India-China military talks which have been ongoing (now at 5 rounds) since the deadly June 15 India-China border skirmish which had the highest casualties of any battle between the two along the Line of Actual Control (LAC) in fifty years have reportedly hit a road block this week.
The Indian Army has demanded that Chinese People's Liberation Army (PLA) forces conduct a full and rapid withdrawal from the Line of Actual Control (LAC) border in eastern Ladakh.
Weeks following the border clash which left at least 20 Indian soldiers dead and an unknown number of PLA casualties, the two sides agreed to establishing a one kilometre buffer zone. Subsequent photographs did suggest that PLA camps had been dismantled, but the situation remained stalemated amid negotiations, but also as India took significant steps to cut dependency on Chinese products, including a controversial ban on popular Chinese apps like TikTok, and turned toward imposing devastating economic consequences on Beijing.
The Hindustan Times quoted military sources Monday as citing a “lack of progress in the withdrawal of Chinese forces from several areas of Ladakh” which “required that a new round of negotiations be held with the participation of the 14th Indian Army Corps Commander General Harinder Singh and the commander of the South Xinjiang Military Region General Liu Ling.”
This despite the Chinese side claiming that the disengagement process was completed at most locations.
While the PLA has pushed for a mere return to the status quo, India has demanded Chinese troops depart some places they entered as recently as 2013, such as the Depsang area.
The statement said further: “Therefore, India insisted during the last meeting on the withdrawal of the Chinese army forces from the high mountain lake Panjung-Tsu as the Chinese military remained in their previous positions, despite the agreements on their withdrawal reached on July 15,” according to the Hindustan Times.
“After the withdrawal of the Chinese forces, India and China can begin to return matters to their previous position in this disputed area, and draw up a protocol on patrolling Indian and Chinese forces,” the military sources continued.
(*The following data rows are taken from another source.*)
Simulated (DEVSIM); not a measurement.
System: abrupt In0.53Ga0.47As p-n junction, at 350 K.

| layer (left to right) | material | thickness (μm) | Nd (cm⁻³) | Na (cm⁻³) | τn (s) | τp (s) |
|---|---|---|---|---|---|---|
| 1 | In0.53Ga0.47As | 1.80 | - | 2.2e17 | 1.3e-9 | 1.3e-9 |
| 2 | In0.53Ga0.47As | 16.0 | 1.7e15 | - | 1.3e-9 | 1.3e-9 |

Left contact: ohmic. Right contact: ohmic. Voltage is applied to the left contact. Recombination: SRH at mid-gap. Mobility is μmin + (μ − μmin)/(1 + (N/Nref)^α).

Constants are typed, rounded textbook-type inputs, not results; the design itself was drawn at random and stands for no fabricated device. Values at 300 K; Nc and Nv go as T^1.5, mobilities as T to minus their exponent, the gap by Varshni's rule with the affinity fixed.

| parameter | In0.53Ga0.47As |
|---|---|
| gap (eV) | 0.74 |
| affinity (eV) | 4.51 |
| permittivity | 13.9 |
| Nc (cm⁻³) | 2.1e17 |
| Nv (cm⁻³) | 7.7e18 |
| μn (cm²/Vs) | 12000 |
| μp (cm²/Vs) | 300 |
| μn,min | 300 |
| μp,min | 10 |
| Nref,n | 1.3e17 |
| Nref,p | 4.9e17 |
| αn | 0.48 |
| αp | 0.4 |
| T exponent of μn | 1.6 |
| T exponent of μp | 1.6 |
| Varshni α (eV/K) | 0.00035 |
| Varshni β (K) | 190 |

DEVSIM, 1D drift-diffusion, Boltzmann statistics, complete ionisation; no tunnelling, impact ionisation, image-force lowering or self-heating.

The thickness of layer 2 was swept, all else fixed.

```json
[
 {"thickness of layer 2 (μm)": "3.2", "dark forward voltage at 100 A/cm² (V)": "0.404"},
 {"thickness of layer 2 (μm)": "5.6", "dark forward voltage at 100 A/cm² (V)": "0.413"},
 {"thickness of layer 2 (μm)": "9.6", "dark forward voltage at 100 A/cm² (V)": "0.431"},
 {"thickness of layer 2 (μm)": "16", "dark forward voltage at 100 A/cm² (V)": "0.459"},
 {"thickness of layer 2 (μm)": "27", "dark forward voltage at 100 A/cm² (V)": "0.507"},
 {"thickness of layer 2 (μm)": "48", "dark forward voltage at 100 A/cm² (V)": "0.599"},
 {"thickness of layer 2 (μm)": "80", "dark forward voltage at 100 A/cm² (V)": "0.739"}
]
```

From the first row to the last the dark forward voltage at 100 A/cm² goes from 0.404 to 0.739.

India's media is hailing Modi's "digital airstrike":
"Digital air strike.”— TRT World (@trtworld) June 30, 2020
Here's how the Indian media reacted to the government's ban on 59 Chinese apps, including TikTok and WeChat, in the latest escalation of the China-India standoff pic.twitter.com/d9itSYPQNC
Meanwhile after five rounds of formal talks which have led to an effective cooling, the potential for armed conflict remains, given that according to Indian media, "The Indian Air Force(IAF) has also moved air defense systems as well as a sizable number of its frontline combat jets and attack helicopters to several key air bases."
Both sides have continued flexing throughout the standoff, including China reportedly sending more jets and military hardware to its high-altitude bases along the border.
China's foreign ministry has said India's move to boycott certain Chinese products has “artificially” damaged historically close economic ties, which does not serve India’s purpose.